The mainly bourgeois “anti-bourgeois” terrorist groups that rose with the “sixty-eight” protest movement in America, did evil just as intentionally as their European counterparts. And went in for the same posturing and frivolity. The US was at war in Vietnam, and the anti-draft demonstrations on university campuses gave a serious aspect to the American rebellion, but the war and the draft were pretexts rather reasons for it, as two leaders of the young radicals, Peter Collier and David Horowitz, confessed years later in their book – the best I have found on the subject – Destructive Generation: “The war in Vietnam was a gift of chance that allowed radical leaders to convince others of a need for a social apocalypse and of the necessity for their destructive strategies.”

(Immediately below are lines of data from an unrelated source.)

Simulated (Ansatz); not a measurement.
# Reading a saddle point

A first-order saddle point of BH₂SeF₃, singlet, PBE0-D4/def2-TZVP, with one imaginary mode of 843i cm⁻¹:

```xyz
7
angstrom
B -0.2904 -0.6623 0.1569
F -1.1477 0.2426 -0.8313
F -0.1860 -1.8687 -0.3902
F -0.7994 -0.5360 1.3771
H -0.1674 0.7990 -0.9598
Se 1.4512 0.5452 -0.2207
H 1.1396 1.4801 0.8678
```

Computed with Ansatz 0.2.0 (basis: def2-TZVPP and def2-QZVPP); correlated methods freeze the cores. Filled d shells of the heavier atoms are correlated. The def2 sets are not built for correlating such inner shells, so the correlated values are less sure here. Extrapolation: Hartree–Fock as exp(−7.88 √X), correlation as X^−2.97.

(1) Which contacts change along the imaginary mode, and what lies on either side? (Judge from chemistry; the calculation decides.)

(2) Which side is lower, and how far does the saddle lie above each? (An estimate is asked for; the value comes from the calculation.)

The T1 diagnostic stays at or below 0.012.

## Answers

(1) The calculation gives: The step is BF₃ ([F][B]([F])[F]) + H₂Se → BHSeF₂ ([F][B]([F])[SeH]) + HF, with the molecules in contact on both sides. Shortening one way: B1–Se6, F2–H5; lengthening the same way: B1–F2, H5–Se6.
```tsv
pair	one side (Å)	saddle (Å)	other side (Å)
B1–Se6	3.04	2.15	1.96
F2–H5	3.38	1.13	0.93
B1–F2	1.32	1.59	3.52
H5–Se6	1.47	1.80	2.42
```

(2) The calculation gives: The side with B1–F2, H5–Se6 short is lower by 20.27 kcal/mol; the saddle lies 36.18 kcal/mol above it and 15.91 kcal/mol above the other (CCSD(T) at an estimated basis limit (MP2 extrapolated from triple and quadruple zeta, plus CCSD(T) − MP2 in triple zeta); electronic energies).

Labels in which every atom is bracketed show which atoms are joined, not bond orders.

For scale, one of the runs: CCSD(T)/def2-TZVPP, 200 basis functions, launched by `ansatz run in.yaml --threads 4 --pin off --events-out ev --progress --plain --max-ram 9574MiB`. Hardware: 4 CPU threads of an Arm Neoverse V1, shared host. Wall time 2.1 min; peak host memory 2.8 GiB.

These authors, long since cured of the romantic radicalism of their youth, look back   and “wince” at the “homemade hankerings for Armageddon”. The Sixties, they write, was a time of “monumental idealism”, when “dewy-eyed young people in the throes of a moral passion … sought only to remake the world”. They would do this by destroying “the evil empire of ‘Amerika’” and freeing “the captive peoples of the world”. It was a time, they say, “when innocence quickly became cynical “ and “when a gang of ghetto thugs like the Black Panthers might be anointed as political visionaries”.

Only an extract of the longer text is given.